Will be having a new kitchen installed which includes knocking through a supporting wall to the dining room. I've had issues in the past where solicitors pick up issues with lack of paperwork for various works done on the house. For my work is this what I need? Done a quick Google and found this list.
  1. Signed BS7671 Electrical Safety Certificate
  2. Building Regulations Compliance Certificate
  3. Building Control Completion Certificate
BS7671 is that also known as a Part P? I assume the third is provided by the building regs team from the council. What is the 2nd? And am I missing anything.
 
@the_r_sole will probably explain better the differences between them and/or what you'd require for the work. In terms of what conveyancers will look for, things like electrical or boiler installs usually have a "compliance certificate" because the installations are carried out by a competent person e.g NICEIC contractor or gas safe registered engineer who notifies the Local Authority of the installation. The LA don't actually issue the certificate.

Building works can be signed off by either the LA building control or third party building control companies and so you'll have a building regulations approval and a completion certificate once the work is finished.
 
Thanks guys. No boiler install here. I'm going to get the council to check the RSJ install and because I'm converting a window to a patio door they will check that - the builder isn't fensa approved. There will a fair bit of electrical work. New lights, sockets and possibly a new circuit as my double oven and induction hob may need it.
 
BS7671 is that also known as a Part P?

No, BS7671 is a british standard entitled "Requirements for electrical installations" and is the IEE / IET wiring regulations adopted as a british standard. Part P is a section of the building regulations covering electrical safety, in domestic premises only (and other places where the supply is shared with a domestic premises, so the pub where the landlord lives upstairs, etc). Part P itself covers all domestic work and requires that the work be done in a safe manner, working to BS7671 is the de-facto way to meet this, but it does not preclude others (for example I know of someone who wanted to install something not permissable under BS7671, so he did it to the German national standard instead, and certainly at the time it would have been difficult for anyone to say that a standard from another EU nation was a problem, although I do understand that he was asked to translate the certification into english!)
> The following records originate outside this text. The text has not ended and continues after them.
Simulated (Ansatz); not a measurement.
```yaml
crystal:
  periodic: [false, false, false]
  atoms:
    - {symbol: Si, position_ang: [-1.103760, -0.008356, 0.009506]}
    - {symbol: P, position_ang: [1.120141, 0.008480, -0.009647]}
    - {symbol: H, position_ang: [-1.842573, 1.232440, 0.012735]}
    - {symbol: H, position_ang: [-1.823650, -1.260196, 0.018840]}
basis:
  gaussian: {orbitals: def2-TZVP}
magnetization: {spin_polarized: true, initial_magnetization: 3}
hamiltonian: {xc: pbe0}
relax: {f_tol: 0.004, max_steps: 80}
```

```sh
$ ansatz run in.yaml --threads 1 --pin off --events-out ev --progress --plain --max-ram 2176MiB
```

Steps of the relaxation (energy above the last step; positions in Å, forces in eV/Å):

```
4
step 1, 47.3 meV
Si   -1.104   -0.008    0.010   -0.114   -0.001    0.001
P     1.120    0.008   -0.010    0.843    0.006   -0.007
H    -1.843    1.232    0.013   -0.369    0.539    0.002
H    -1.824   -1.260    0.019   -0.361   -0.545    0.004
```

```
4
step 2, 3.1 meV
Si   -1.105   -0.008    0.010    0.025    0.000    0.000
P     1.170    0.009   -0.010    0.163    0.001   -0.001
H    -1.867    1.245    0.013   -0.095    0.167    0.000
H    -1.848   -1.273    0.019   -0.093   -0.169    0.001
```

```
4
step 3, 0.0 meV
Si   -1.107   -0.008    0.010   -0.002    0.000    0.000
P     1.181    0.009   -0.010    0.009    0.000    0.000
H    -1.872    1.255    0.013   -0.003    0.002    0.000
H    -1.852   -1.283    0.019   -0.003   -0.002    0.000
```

Separate from this, is that Part P makes certain works notifiable, anything involving a new cirucit, replacement consumer unit, or extra points in a bathroom is notifiable, it did at one stage make extra points in a Kitchen notificable, and for some reason the amendment to take this out only applied to England, so that is still notfiable in Wales, also note that Part P never affected Scotland at all, its different in the three countries of the UK mainland!

As to what certification you should have, you should have a certficiate based on the ones in BS7671 thats relevant to the works done, either a minor electrical works certificate (MWC) or electrical installation certificate (EIC), the EIC will also include a schedule of inspections and and a shedule of cirucits. The MWC would be just a single page docment.

If the work is notficiable, you should also have a building regs completetion certificate, as others have said, depending on how the work was notified will affect who its come from, directly notified work would result in one from the lcoal authority, while being notified by through a certification scheme by the electrician would result in one from that organisation (NICIEIC, NAPIT, ELECSA, STROMA, ETC

You'll probably find that while the electrical work for your project is probably not in its own right notifiable, that because the project as a whole is notfiable that the electrical work is expected to be covered under that building notice

Sorry if thats too indepth, not t sure I can write a TL:DR summary!
 
Thanks guys. No boiler install here. I'm going to get the council to check the RSJ install and because I'm converting a window to a patio door they will check that - the builder isn't fensa approved. There will a fair bit of electrical work. New lights, sockets and possibly a new circuit as my double oven and induction hob may need it.

Are you appointing a structural engineer to assess the wall removal + design the beam oyourself, or will the contractor use someone they know themselves? Either way, the calc and spec needs to go to Building Control for approval prior to any work. They may or may not come to inspect it when installed.
 
@the_r_sole will probably explain better the differences between them and/or what you'd require for the work. In terms of what conveyancers will look for, things like electrical or boiler installs usually have a "compliance certificate" because the installations are carried out by a competent person e.g NICEIC contractor or gas safe registered engineer who notifies the Local Authority of the installation. The LA don't actually issue the certificate.

Building works can be signed off by either the LA building control or third party building control companies and so you'll have a building regulations approval and a completion certificate once the work is finished.

sorry missed the alert as been on holiday with a smashed phone! (other people were there also)
will try to respond in the next few days if still needed
 
Thanks guys. Adam sorry most of that went over my head. I’m having new lighting, more sockets and because of the induction hob we need a dedicated circuit. When you say notify do you mean we need to notify the council?

Sam we’ve had a structural surveyor do the calcs and our Builder will be following those. I’ll be submitting the calcs to the council before work begins.